Over a month ago, Chinese antitrust regulators disclosed that they found a number of issues which they deemed 'hard to resolve' and as a consequence Qualcomm was forced to withdraw and refile its application to secure the approval required to rubberstamp the takeover bid.

This decision also bought more time for authorities to examine the finer details of the deal. However, China's Ministry of Commerce then ceased work on the approval following an escalation of trade tensions between the US and China.

This latest announcement in relation to the Qualcomm-NXP acquisition deal comes just days after President Trump said he was working closely with Chinese President Xi Jinping in an effort to find a resolution to rescue telecommunications vendor ZTE after the US Department of Commerce imposed a seven year ban on shipments of components and software to the company by US firms.

During the crunch trade talks it emerged that Chinese representatives had pleaded with US officials to amend the ban in order to stop ZTE going out of business.
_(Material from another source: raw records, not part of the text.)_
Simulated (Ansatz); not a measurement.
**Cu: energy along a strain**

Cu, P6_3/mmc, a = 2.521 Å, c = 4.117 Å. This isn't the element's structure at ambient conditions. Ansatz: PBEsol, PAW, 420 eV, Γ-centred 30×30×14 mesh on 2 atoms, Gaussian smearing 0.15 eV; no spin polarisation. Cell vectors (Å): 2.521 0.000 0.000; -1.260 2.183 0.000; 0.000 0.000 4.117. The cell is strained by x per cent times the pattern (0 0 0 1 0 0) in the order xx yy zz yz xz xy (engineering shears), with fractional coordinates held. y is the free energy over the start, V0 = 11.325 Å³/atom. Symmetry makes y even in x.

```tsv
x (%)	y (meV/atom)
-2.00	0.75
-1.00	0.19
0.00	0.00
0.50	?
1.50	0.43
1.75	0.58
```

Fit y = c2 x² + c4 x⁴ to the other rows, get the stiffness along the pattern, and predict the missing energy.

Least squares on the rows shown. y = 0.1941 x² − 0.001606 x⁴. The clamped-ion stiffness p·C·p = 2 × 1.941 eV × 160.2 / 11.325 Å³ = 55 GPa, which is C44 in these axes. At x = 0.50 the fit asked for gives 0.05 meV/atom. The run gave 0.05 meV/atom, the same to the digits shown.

China's government responded strongly to the tough sanctions imposed on ZTE, with officials saying the ban highlighted the need for the country to reduce its reliance on non-domestic technologies, particularly those from the US. China imports more than $200 billion of chips each year.

Resuming the review represents a possible step away from a simmering trade war, but is no guarantee the deal will be approved. The US company secured approval from eight of the nine required global regulatory bodies to proceed with the tie-up, with only China remaining.

The NXP Semiconductors deal, announced in October 2016, is crucial for Qualcomm, particularly in the context of an attempted acquisition by Broadcom. The tie-up could be critical for Qualcomm to remain a standalone entity and fend off future takeover advances.